In order to check the effect of matrix on extraction efficiency, the consecutive studies consisting in determination of analyte recoveries from sewage samples were carried out. The standard mixture of analytes was introduced into the sewage sample to obtain a concentration of 20 μg/L⁻¹ for each analyte. Recoveries for sewage sample with target compounds were obtained by interpolating in the HS-SPME calibration curves. In the case of three analyzed compounds, the results were corrected with the determined quantities. For all the compounds studied, the recoveries were determined and they ranged from 96% to 102%.

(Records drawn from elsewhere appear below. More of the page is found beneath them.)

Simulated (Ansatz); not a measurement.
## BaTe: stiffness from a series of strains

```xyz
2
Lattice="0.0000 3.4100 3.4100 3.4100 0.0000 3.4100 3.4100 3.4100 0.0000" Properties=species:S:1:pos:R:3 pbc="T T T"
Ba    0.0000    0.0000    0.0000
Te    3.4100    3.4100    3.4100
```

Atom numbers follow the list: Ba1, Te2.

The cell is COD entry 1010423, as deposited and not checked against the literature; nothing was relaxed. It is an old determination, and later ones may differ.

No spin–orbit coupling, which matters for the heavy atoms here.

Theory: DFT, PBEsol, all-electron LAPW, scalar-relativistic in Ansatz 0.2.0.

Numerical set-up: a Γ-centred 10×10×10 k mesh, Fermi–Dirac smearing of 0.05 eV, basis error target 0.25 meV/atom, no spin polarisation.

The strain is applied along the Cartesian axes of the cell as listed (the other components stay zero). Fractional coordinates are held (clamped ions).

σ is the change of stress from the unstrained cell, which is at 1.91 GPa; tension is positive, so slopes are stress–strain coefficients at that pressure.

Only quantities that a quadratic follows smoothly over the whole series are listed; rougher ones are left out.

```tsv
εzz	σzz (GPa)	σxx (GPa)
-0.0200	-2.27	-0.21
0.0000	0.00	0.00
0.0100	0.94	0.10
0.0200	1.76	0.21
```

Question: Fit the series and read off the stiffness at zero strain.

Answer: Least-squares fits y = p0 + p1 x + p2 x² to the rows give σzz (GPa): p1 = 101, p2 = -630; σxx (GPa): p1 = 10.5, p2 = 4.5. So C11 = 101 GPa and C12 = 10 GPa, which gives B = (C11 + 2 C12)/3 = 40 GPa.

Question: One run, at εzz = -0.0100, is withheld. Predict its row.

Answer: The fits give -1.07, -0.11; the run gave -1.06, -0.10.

SPME proves to be the competitive technique in comparison with other commonly applied methods of sample preparation for analysis (HS, LLE, SPME, P&T) since it allows the determination of low concentrations in sewage samples, and moreover, it is characterized by a high precision and simple procedure. As regards the VHC analysis, the SPME method has a significant advantage—it is solvent free, which eliminates coincidence of solvent with analytes.

CONCLUSIONS

The investigated SPME procedure is a fast, inexpensive, and solvent-free method that has been proved to be precise and sensitive for analysis of volatile and semi-volatile halogenated compounds in water and sewage samples. Mixture of 14 halogenated (b.p. ∼80–210°C) were studied and the best results for all compounds were obtained while applying a 75-μm CAR/PDMS fiber.

The HS-SPME-GC/ECD technique is characterized both by good precision and a good linearity within the wide range of concentrations. Detection limits in the ng/L⁻¹ level were obtained. The present study has shown that the optimized HS-SPME procedure can be proposed as a fast monitoring method for the analysis of volatile halogenated compounds in the industrial sewages.